It looked as though the area where I was had been managed in rotation – there were patches with individual bramble twigs a few inches high, like the ones that pop up in my garden, others where they were spindly bushes maybe a couple of feet tall, still spaced out but close enough so you couldn’t walk between them, and later, up near the toilets, proper overgrown briar patches. I wondered about this, it must have been cleared at some point, presumably chopped back to the ground or uprooted (again like my garden). I didn’t think it had been done by grazing, I don’t think there are any grazing animals in the park, and anyway, does anything eat brambles? Maybe goats – definitely no goats around though.

I went back to the van and lit the camping stove. I couldn’t find the frying pan – must have taken it out to wash up and not brought it back, I suppose, like the cups that other time. But there’s a grill pan – not that I’ve ever used the grill – so I used that on top of the stove. I found the removable handle in the drawer and attached it to the grill pan, but because it was on a slope the pan slid and the flames caught the handle. I managed to grab it in time and blow the flames out, but the plastic had melted so that now the detachable handle doesn’t any more.

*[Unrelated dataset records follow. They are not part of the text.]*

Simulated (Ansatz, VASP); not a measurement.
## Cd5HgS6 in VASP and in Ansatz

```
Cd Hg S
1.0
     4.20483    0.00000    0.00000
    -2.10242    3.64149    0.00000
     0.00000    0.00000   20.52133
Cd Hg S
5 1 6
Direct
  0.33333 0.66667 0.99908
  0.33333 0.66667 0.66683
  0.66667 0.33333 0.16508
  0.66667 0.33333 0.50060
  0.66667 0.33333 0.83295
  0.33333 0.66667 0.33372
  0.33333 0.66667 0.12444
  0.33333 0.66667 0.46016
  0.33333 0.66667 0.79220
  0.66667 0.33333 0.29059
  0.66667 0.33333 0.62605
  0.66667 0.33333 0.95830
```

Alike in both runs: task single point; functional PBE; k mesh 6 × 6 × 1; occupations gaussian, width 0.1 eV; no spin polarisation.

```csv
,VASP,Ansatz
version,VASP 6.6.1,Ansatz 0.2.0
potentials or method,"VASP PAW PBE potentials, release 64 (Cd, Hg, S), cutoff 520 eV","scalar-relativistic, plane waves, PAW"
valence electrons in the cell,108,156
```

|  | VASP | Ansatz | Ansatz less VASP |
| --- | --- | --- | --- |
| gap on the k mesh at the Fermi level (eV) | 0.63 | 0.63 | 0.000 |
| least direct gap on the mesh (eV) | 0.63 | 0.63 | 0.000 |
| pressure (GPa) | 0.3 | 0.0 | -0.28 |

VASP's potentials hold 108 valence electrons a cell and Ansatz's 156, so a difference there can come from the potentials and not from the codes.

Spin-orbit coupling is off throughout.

But the bacon baps were delicious.

The Thread

Out of the corner of my eye
I see a shadow.
Somewhere in my inner ear
I hear a whisper.

Echoes from that long ago,
another life,
one of the many.

Fears and expectations
of the world that was to come,
the world that came
and went away.

Now here I sit,
surrounded by familiar things –
this place will also be
a memory one day,
a passing dream
of future, past and present intertwined
into the here and now.

The thread that passes through,
that binds them all
the common centre where they intersect:
myself alone.

Linda Rushby 19 June 2020

Tolerance and Judgement

What am I going to write about today? Every day it’s like this – well, maybe not every day, but most days, I don’t really have an idea and something gradually appears, but by that time I’ve almost used up my 500 words – sometimes I go back over the drivel and edit out chunks so I can squeeze in what I want to say, but I don’t go over the limit. And I don’t go back and read what I’ve written previously before I start again.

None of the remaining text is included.